On Fri, Oct 09, 2009 at 09:00:01AM -0500, Narendra K wrote:
> On Fri, Oct 09, 2009 at 07:12:07PM +0530, K, Narendra wrote:
> > > example udev config:
> > > SUBSYSTEM=="net",
> > SYMLINK+="net/by-mac/$sysfs{ifindex}.$sysfs{address}"
> > 
> > work as well.  But coupling the ifindex to the MAC address like this
> > doesn't work.  (In general, coupling any two unrelated attributes when
> > trying to do persistent names doesn't work.)
> > 
> Attaching the latest patch incorporating review comments.
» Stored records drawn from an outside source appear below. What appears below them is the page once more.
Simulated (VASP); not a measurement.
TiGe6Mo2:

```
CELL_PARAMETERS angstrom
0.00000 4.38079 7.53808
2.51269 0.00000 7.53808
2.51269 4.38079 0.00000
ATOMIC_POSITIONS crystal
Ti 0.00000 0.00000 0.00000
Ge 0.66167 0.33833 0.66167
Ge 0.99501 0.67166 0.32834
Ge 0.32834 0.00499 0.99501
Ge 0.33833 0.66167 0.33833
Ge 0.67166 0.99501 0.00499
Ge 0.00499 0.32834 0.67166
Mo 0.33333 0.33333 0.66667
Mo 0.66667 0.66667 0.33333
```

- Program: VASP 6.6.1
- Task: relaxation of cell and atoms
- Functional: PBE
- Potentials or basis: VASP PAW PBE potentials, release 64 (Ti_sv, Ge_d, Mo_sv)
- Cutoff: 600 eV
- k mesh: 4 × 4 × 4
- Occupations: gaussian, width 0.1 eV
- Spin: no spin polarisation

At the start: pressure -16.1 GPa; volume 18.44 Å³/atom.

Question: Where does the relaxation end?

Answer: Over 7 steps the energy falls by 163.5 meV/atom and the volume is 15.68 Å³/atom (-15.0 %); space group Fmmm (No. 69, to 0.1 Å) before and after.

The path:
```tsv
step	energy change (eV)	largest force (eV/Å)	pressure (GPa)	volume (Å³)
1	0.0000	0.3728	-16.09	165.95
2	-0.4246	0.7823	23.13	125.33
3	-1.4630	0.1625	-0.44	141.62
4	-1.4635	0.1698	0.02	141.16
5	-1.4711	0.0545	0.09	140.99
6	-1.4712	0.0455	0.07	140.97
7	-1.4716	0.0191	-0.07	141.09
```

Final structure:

Same patch, rebased to linux-next.

By creating character devices for every network device, we can use
udev to maintain alternate naming policies for devices, including
additional names for the same device, without interfering with the
name that the kernel assigns a device.

This is conditionalized on CONFIG_NET_CDEV.  If enabled (the default),
device nodes will automatically be created in /dev/netdev/ for each
network device.  (/dev/net/ is already populated by the tun device.)

These device nodes are not functional at the moment - open() returns
-ENOSYS.  Their only purpose is to provide userspace with a kernel
name to ifindex mapping, in a form that udev can easily manage.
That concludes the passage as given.